[Pythonmac-SIG] appscript terminology caching
Eric Nieuwland
eric.nieuwland at xs4all.nl
Tue Oct 19 17:44:47 CEST 2004
On 19-okt-04, at 17:15, Bob Ippolito wrote:
> On Oct 19, 2004, at 11:03, Eric Nieuwland wrote:
>> On 19-okt-04, at 15:15, Bob Ippolito wrote:
>>> On Oct 19, 2004, at 4:51, Eric Nieuwland wrote:
>>>> On 18-okt-04, at 11:21, Jack Jansen wrote:
>>>>> On 18 Oct 2004, at 00:47, Eric Nieuwland wrote:
>>>>>> How will the caching system handle updates to an application of
>>>>>> which the terminology is cached?
>>>>>
>>>>> That's one of the problems we're trying to sort out. Has wants to
>>>>> do it automatically whereas Bob and myself seem to tend towards a
>>>>> more manual solution, whereby the script writer somehow explicitly
>>>>> triggers it.
>>>>
>>>> Why not add a parameter to the indicate whether or not to check for
>>>> changes if the terminology is cached?

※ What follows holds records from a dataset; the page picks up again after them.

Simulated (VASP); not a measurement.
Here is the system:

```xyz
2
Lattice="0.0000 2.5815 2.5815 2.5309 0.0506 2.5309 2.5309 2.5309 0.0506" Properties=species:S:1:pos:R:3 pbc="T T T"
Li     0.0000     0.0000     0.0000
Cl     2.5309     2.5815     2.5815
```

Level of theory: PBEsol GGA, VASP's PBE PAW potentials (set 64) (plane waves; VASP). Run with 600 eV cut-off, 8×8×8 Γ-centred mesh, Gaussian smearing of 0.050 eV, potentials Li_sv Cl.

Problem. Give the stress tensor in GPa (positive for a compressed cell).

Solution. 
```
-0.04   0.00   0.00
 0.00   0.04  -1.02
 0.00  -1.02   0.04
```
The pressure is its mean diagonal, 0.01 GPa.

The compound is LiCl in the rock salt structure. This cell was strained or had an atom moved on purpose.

>>>> You'll have to rely on version numbers in the app to decide if the
>>>> app was updated, but that should be OK.
>>>
>>> The reason cached terminologies are useful is because *asking* for
>>> terminologies is slow. If you have to ask if it's updated, you
>>> might as well not have cached it in the first place. If you don't
>>> ask if it's updated, then it's impossible to know for sure whether
>>> or not your cached terminology is stale.
>>
>> OK. But to check the version you can access the app's Info.plist. Is
>> that slow as well?
>
> Info.plist isn't guaranteed to change when the application does.
> Heck, it's not even totally guaranteed to exist (remote apple events,
> CFM apps, OS9 apps running in Classic).
:-(
Would adding a parameter with values 'always', 'if there is none',
'never' to control when the terminology is to be generated do the
trick?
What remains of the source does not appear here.